Book: Ordering Your Private World


Today’s book was provided through Handlebar, and it’s a reprint/update of Gordon MacDonald’s book Ordering Your Private World.

It’s called: Ordering Your Private World (Revised and Updated).

What can I say? If you’ve got a good title, stick with it. I’m a guy who titles every book review as “Book: Title” and nothing much else.

Now, though, we need to talk about content. I daresay that most of us have challenges in our personal life, difficulties in keeping our inner turmoil under control. It is not merely that we lose ourselves into external chaos, but inside we are done for.

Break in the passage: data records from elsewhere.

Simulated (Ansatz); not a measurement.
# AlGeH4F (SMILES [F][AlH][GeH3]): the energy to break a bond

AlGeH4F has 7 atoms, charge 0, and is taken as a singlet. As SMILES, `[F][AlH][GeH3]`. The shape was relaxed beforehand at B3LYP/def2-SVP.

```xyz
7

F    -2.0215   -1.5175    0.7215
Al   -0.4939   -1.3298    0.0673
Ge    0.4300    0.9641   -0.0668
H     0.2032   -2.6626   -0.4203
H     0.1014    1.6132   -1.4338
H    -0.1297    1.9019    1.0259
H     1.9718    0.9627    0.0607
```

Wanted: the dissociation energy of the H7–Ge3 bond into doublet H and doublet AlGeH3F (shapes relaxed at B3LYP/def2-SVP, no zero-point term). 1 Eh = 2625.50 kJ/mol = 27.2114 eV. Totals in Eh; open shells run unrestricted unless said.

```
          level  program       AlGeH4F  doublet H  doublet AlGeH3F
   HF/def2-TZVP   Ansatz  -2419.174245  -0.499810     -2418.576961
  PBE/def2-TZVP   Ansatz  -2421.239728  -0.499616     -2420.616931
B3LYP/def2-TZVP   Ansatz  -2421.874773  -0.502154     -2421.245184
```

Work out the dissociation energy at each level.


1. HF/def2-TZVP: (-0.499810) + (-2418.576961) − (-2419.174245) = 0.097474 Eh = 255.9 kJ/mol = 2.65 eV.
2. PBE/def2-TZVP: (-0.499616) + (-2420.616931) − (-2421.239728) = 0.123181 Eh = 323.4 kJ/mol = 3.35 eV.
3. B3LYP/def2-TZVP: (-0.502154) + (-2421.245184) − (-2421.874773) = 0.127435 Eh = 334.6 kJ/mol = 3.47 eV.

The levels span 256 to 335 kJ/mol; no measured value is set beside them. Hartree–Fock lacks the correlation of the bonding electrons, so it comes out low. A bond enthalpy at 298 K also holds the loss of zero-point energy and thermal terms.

The problem? Our “private world,” who we are down inside and how we live it out, has no stability. That is the idea that Gordon MacDonald addresses in Ordering Your Private World. Now, this is the revised/updated version of a book first constructed in the 1980s, and so some of the ideas are directed at problems that were more evident in that decade. However, for those of us that think we’re “better than that,” may I point out that I’ve seen a few mullets of late and we’re seeing other signs of that decade returning. Our problems are cyclical.

Into this era, sometimes we think we need newer solutions, but if Christianity is true, then most of the right way to address the problems we face has remained the same for centuries. MacDonald, then, is not out to provide new solutions to new problems—he’s looking to connect what we may think are new problems to old problems, and point back to the ever-present solutions of Biblical life.

In that vein, I found MacDonald’s work excellent and helpful. First, his writing style is personal. Every principle he addresses, he speaks in the first person and details his own struggles with the matter. Obviously, he presents the issues as problems he has found some portion of the solution to, not those which remain completely unresolved. And, being a personal writing, he expresses what works for him. In some cases, it won’t work for others, but the principle can be considered and applied.

Second, I found MacDonald’s work to be practical and relevant. I read a good many books—some of them are neither practical nor relevant, and some practical but not relevant. (I’m finishing up one this week that deals with what one should before starting seminary. It’s practical…but a bit late for me, personally.) MacDonald, though, has worked through many of the classic spiritual disciplines and demonstrated how to work them into the every day of life.

In all, I found this a great read. While there are areas of application that I may differ with, in all I think that one’s walk with Christ will be strengthened by reading Ordering Your Private World. As Andy Andrews has said many times, “Experience is not the best teacher…other’s people’s experience is!”

Reading this will give you access to Gordon MacDonald’s experience. It’s worth it.